The building is a showcase for the county's new approach to libraries, officials said. For the first time in Rockville, patrons will be allowed to bring coffee and snacks inside. A Starbucks is set to open this spring across the square. "This library wants to be what the Barnes & Noble is to Bethesda Row," said Hennigan, referring to another revitalized retail area of the county. "Just as cool. Just as fun."

An area of the library designed as a hangout for teenagers has beanbag chairs and cafe-style seating at a counter. On both levels of the public library, if there's a place to sit, there's a place to plug in. The 99,000-square-foot building has a third floor for county administrative offices and nonprofit groups.

"Inside, the library is no longer what is inside the walls," said B. Parker Hamilton, director of public libraries. "It's really what's inside the world. There are no frontiers."

The new library has provoked controversies. A spat over a plan to charge patrons for parking in the nearby public garage was settled in the spring when the County Council agreed to make parking free. A plan to name the building after outgoing County Executive Douglas M. Duncan (D) stalled this week.

Some critics fret that the library, in trying to offer something for everyone, will end up serving no one well.

Rockville residents Irwin Charles Cohen, who led the campaign against paid parking, and Jacques B. Gelin said they often criticize the county libraries because they're always noticing things that bug them. "The bricks-and-mortar stuff is going really well," Gelin said. "I'm really interested in what goes on inside."

In a county where about 135 languages are spoken by students enrolled in public schools, the library system's collections are a sore spot. The new library will have collections in Vietnamese, Korean, Chinese, Spanish and Russian. The county also has a call-in language line and a subscription to a database called Rosetta Stone that provides instructional materials for learning languages.

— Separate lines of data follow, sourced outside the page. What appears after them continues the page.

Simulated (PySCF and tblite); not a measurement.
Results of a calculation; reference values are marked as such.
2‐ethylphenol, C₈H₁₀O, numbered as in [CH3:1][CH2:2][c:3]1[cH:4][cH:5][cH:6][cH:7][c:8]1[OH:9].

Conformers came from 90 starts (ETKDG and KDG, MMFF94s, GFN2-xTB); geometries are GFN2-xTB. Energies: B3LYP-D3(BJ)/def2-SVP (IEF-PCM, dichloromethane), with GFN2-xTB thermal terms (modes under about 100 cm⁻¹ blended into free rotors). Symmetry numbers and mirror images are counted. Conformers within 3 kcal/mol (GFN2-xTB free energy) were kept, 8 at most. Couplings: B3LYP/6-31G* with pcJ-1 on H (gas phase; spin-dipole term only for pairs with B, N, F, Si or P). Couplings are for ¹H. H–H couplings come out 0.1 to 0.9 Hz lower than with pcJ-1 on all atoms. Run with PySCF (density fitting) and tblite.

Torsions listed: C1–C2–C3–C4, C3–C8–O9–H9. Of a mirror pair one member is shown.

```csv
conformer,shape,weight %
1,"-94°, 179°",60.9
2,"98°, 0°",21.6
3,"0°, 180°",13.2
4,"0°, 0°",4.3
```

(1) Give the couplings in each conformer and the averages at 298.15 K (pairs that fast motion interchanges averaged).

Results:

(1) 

Policies on language collections and on the library system's collections overall have not been revised in years, Hamilton said. But she said the policies will be reviewed next year. "The county is becoming more diverse, even compared to 10 years ago," Hamilton said, "and for including language collections, the question becomes: What is the criteria?"

Jung Moon, a mother of two from Clarksburg, regularly visits libraries across the county in search of Korean-language books and intends to visit the new library soon. She said that the county's selection is limited and that she often must get on a waiting list to borrow books.

"There are so many Koreans in this area," Moon said. "They need more space so they can have more books."